All reasonable Australians will agree that Aborigines should enjoy equivalent health care and life expectancy with that of other Australians wherever possible. If Kevin Rudd's administration is firmly commited to that, why do they need to sign declarations and guarantees? Those documents are political stunts that could easily backfire.
I seem to recall a previous Labour Prime Minister's guarantee that no Australian child would live in poverty by 1990. That guarantee was foolish because the manifold causes of poverty were never within the power of a federal government to eradicate. They amount mainly to failings and shortcomings within the people themselves. Simply throwing money at those people didn't help because it so often went on booze, smokes and gambling while children went bare-footed and hungry. Furthermore, the Labour party's insistance on lavishing those people with sympathy in order to secure their votes guaranteed that they would resist change, believing instead that increasing amounts of easy money flung their way was an entitlement. Hence, rather than freeing children from poverty, Bob Hawke succeeded only at sentencing far more children to it.
Likewise, it is doubtful whether Aborigines living the lives they do in remote communities can enjoy equivalent health benefits with the rest of Australians simply because their current lifestyles don't appear to allow for it. Dramatic changes need to occur within the people themselves. Do the government's new declarations mandate those changes? Obviously not.
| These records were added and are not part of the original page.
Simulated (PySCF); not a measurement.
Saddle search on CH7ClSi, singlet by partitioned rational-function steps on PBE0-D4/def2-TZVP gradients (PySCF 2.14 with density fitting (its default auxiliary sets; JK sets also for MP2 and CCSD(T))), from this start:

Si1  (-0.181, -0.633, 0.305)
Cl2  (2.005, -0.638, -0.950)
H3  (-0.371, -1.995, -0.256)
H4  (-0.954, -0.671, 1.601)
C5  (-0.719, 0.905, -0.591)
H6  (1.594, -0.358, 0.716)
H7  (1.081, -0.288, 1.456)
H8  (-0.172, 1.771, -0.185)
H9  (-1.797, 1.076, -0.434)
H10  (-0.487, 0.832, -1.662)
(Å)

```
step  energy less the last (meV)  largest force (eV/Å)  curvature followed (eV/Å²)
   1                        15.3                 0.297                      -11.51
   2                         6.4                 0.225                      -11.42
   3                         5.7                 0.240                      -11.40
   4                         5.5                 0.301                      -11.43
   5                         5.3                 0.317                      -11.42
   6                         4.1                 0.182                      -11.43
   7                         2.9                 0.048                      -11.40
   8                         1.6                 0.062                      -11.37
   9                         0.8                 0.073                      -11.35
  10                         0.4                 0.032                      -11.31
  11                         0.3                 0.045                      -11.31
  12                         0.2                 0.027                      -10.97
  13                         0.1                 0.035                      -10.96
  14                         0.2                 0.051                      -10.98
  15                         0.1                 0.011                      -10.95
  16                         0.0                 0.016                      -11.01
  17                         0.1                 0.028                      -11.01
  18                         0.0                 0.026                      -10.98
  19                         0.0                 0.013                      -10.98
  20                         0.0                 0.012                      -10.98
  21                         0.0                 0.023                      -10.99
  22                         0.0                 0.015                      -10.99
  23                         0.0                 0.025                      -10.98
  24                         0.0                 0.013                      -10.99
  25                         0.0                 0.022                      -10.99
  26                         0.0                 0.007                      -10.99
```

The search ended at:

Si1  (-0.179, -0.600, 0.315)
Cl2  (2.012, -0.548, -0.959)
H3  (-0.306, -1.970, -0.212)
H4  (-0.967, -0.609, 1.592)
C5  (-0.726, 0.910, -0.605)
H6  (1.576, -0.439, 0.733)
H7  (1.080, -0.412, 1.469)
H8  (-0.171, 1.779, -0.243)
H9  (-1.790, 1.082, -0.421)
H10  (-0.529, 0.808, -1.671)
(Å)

I certainly hope to see dramatic improvement in the living standards, health standards and life expectancies of Aborigines. I agree with the spending of large amounts of money to help them, but I am mindful of the fact that vast amounts of money have already been spent, yet they remain in a dismal state. That suggests that there are roadblocks that cannot be removed by money alone. As with childhood poverty, those roadblocks may not be within the power of a federal government to remove.